BS: Ah, we believe this is what is known as a legless, armless argument. As in, you be bad, but I’m not going to say why. “More cheaply”? Like offering search results for free? That is cheap. Also the general rule of public search. Sure, you pay through the nose for Lexis-Nexis, but Microsoft doesn’t seem to be suggesting that they’re going with that model.

We might, given enough wine, see merit in the argument that copyright is violated, provided that we also buy into the notion that other venues that offer full text “searches” of content before purchase (bookstores, for example) might also violate a sort of copyright. Yes, a ridiculous argument, a silly argument, but, let’s be honest, if you can’t browse, how do you decide to buy? Oh, yeah, word-of-mouth. Limited application.

It is very important that publishers understand one thing: moving to a digital world should not be an excuse to take access away from readers. Protecting copyright should not trump allowing consumers to make informed purchasing choices.

As for not providing avenues for monetizing — and that’s really what we’re talking about here, isn’t it? — wow, so many options, so little space. We have the rest of the speech to peruse. However, we will note links to bookstores and the still-nascent (or in the thinking stage) e-books model (or excerpt model). Just two potential moneymakers. In fact, the moneymaking model is what Google’s program is all about. As is Microsoft’s.

TCR: “From the perspective of your business, Google’s approach is troubling for another reason. It assumes, in effect, that Google is the only game in town. Google argues that authors and publishers should simply notify Google if they want to preserve their rights in their works. But what if, as is inevitable, other companies around the world start taking the same approach? Should copyright owners be obligated to track down everyone engaging in unauthorized copying in order to preserve their exclusive rights in their works? Presumably, the desire to preserve these rights is why they asserted copyright in the first place. This approach would be absolutely unworkable in practice, which is probably why Congress in enacting the Copyright Act placed the burden on those who want to copy to get the express consent of the copyright owner, rather than the other way around.
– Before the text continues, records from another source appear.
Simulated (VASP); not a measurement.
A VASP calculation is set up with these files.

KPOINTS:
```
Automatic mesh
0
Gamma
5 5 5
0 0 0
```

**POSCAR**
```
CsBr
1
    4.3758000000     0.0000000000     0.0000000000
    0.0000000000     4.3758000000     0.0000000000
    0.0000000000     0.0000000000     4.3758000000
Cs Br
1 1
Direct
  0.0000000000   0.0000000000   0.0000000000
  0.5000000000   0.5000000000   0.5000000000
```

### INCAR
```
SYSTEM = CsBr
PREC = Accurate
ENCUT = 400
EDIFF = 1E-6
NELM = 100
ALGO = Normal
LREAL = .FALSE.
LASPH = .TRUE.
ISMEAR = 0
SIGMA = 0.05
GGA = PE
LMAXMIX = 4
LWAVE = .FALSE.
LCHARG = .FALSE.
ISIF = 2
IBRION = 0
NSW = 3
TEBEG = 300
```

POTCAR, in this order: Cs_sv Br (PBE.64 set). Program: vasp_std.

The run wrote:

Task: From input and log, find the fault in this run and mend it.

In essence, Google is saying to you and to other copyright owners: “Trust us – you’re protected. We’ll keep the digital copies secure, we’ll only show snippets, we won’t harm you, we’ll promote you.” But Google’s track record of protecting copyrights in other parts of its business is weak at best. Anyone who visits YouTube, which Google purchased last year, will immediately recognize that it follows a similar cavalier approach to copyright. Since YouTube’s inception, television companies, movie studios and record labels have all complained that the site knowingly tolerates piracy. In the face of YouTube’s refusal to take any effective action, copyright owners have now been forced to resort to litigation. And Google has yet to come up with a plan to restrain the massive infringements on YouTube.”

BS: It is a mistake for the publishing industry to think anyone is the messiah. Lots of games in town. Do not put all your eggs in one basket, as they say. Doing so is a big mistake.

Also, technically, copyright is governed by the Constitution, as enforced by Congress. They have, sure, messed with copyright, mostly because Mickey Mouse must be protected. The purpose of copyright has its roots in quid pro quo — we will protect your works for a (very) limited time; you will repay society by putting your work into the public domain. You get something, you give something. In many ways, the original purpose of copyright protection has been lost. Content is simply too valuable to meet the vision of the Founding Fathers.

Ah yes, we quibble. There are valid arguments about copyright violations and fair use and limits. Those are still being worked out, both in law and in the court of public opinion. Do not discount the public — they have seen their Constitutional promise eroded over time.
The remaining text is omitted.